0
votes

I am trying to create azure data factory pipelines and resources using python. I was successful with certain ADF activities like Lookup, Copy .. but the problem I am facing here is I am trying to copy few tables from SQL to blob using FOR Each activity and it is throwing the below error

How would you create activities inside for each activity? Any inputs is greatly appreciated. Thanks!
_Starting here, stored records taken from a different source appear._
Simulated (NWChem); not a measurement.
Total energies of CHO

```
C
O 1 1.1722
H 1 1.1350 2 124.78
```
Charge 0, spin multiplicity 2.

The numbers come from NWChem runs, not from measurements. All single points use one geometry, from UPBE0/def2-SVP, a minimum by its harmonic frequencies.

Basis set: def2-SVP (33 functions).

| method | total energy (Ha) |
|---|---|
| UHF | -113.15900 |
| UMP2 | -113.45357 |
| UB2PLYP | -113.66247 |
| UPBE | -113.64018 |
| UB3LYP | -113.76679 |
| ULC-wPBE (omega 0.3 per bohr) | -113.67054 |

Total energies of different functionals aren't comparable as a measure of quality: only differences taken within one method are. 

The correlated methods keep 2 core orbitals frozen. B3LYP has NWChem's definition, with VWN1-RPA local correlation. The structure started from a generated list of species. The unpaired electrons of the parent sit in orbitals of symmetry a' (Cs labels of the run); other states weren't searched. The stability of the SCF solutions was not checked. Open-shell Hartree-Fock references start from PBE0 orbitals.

Ref: https://docs.microsoft.com/en-us/python/api/azure-mgmt-datafactory/azure.mgmt.datafactory.models.foreachactivity?view=azure-python

Error Message

TypeError: 'CopyActivity' object is not iterable

Code Block

## Lookup Activity
ls_sql_name = 'ls_'+project_name+'_'+src_svr_type+'_dev'
linked_service_name =LinkedServiceReference(reference_name=ls_sql_name)
lkp_act_name ='Get Table Names'
sql_reader_query = "SELECT top 3 name from sys.tables where name like '%dim'"
source = SqlSource(sql_reader_query= sql_reader_query)
dataset= {"referenceName": "ds_sql_Dim_input","type": "DatasetReference"}
LookupActivity_ = LookupActivity(name =lkp_act_name, linked_service_name= linked_service_name, source = source, dataset = dataset
                                ,first_row_only =False)


#create copy activity
ds_name = 'ds_sql_dim_input' #these datasets already created
dsOut_name ='ds_blob_dim_output' #these datasets already created

copy_act_name = 'Copy SQL to Blob(parquet)'
sql_reader_query =  {"value": "@item().name","type": "Expression"}
sql_source = SqlSource(sql_reader_query=sql_reader_query)
blob_sink = ParquetSink()
dsin_ref = DatasetReference(reference_name=ds_name)
dsOut_ref = DatasetReference(reference_name=dsOut_name)
copy_activity = CopyActivity(name=copy_act_name,inputs=[dsin_ref], outputs=[dsOut_ref], source=sql_source, sink=blob_sink)

## For Each Activity
pl_name ='pl_Test'
items= {"value": "@activity('Get Table Names').output.value","type": "Expression"}
dependsOn = [{"activity": "Get Table Names","dependencyConditions": ["Succeeded"]}]
ForEachActivity_= ForEachActivity(name = 'Copy tables in loop',items=items,depends_on=dependsOn ,activities =copy_activity)

params_for_pipeline = {}
p_obj = PipelineResource(activities=[LookupActivity_,ForEachActivity_], parameters=params_for_pipeline)
p = adf_client.pipelines.create_or_update(rg_name, df_name, pl_name, p_obj)
1

1 Answers

1
votes

Activities needs to be a list of Activity, and you are passing a single one. Try creating a list and add the copy activity to it, and the pass that list in the activities parameter.